During the 1920s and 1930s New York gangster Owney Madden financed several Hells Kitchen amateur boxing clubs and was credited with keeping many young men out of problems with the law. He bought out Carnera’s contract and started setting up fights. He and his partner in crime, Frenchy LeMange became corner men at Carnera’s fights and could be seen giving fight advice during the breaks in the rounds. Carnera was the unwitting participant in a series of fixed fights. This corruption in professional boxing was continually investigated by the New York State Boxing commission. But during this time, a lot of control over the fight game was given to gamblers like Owney Madden. After Carnera arrived in the U.S., he triumphed by KO in 89 of 103 professional fights. Madden and his gang bribed, physically intimidated, or used other dirty tricks to ensure that Carnera won each fight. They had to because Primo Carnera had a glass jaw, he could be knocked out by even the lightest tap to the chin. In his defense, Carnera’s size became his key defensive trait. It never made him a popular fighter and he always drew crowds—even when it seemed obvious that his fights were fixed. he had the reputation of a dumb oaf and the newspapers nicknamed him the ‘Ambling Alp’ for the way he staggered around the ring.

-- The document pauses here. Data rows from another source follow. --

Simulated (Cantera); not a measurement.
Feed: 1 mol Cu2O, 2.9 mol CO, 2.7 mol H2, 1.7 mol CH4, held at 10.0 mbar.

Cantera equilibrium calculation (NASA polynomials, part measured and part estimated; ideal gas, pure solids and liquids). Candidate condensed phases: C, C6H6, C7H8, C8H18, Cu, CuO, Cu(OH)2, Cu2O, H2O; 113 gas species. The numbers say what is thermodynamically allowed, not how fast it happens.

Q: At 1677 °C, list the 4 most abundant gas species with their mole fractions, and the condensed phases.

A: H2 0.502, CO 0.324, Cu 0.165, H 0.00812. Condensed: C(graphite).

An interesting note, Primo Carnera’s story has been told a few times in the movies. His early life as a circus strongman was told by the famous Italian Director Frederico Fellinni in La Strada, released in 1954.  In 1947, Bud Schulberg, a boxing columnist and Hollywood screenwriter published a slim novel about prizefight corruption entitled The Harder They Fall. This was loosely based on the career of Primo Carnera. He wrote the screenplay by the same title and it depicted a giant immigrant who spoke broken English who is taken advantage of by hustling fight promoters and gangsters. In the plot the gangsters sent him, unknowingly, to fight with the fix in and then siphoned off most of his money. The mob was able to make large bets on when they knew the fix was in. The film, The Harder They Fall , was released in 1956, with a starring role for Humphrey Bogart as one of the men who helps to con the young boxer.
Another connection to Hollywood was that one member of this Owney Madden team was a movie star named George Raft. In 1932, the NYC native was given a breakout role in Howard Hawks’ classic Scarface: Shame of a Nation. He plays the big-time gangster’s right-hand man—a role, it turns out, that Raft was well accustomed to in real life. Around the time of Primo Carnera’s rise, Raft had one foot in Hollywood and one foot firmly back in the New York underworld where he’d been raised. His lifelong friend—Owney Madden—was a murdering, bootlegging Hell’s Kitchen gang leader with a tight grasp on the city’s illegal rackets. This included prizefighting—and Raft, who had once dabbled in boxing (he lost 10 of his 21 fights by KO), was a natural choice to help out. He could slip into the Madison Square Garden dressing rooms relatively unnoticed, and later told the story of how he did so one night in 1930, prior to a Carnera bout.
As Raft’s biographer James Robert Parrish tells it, Carnera’s opponent that evening—’Big Boy’ Peterson, another oversized contender—refused to throw the fight. Owney Madden’s vested interest in his Italian fighter—not to mention all the money that had been wagered on his win—meant that this was a major problem for the criminals who handled Carnera. Raft was the perfect one to fix the problem; and so he slipped into Peterson’s dressing room, chatting and laughing. Somehow, he managed to spike the fighter’s drink. Peterson came into the ring so woozy that Carnera knocked him out in the first round. It was in this way that George Raft, the dapper onscreen tough-guy, helped Primo Carnera make a spectacular Madison Square Garden debut.By the time of this incident, Raft had done worse things than tamper with boxing matches. He’d grown up rough in the tenements of turn-of-the-century Hell’s Kitchen, running with a vicious street gang. He later said of his upbringing: ‘In my neighborhood, a boy without a knife was like Babe Ruth without a bat.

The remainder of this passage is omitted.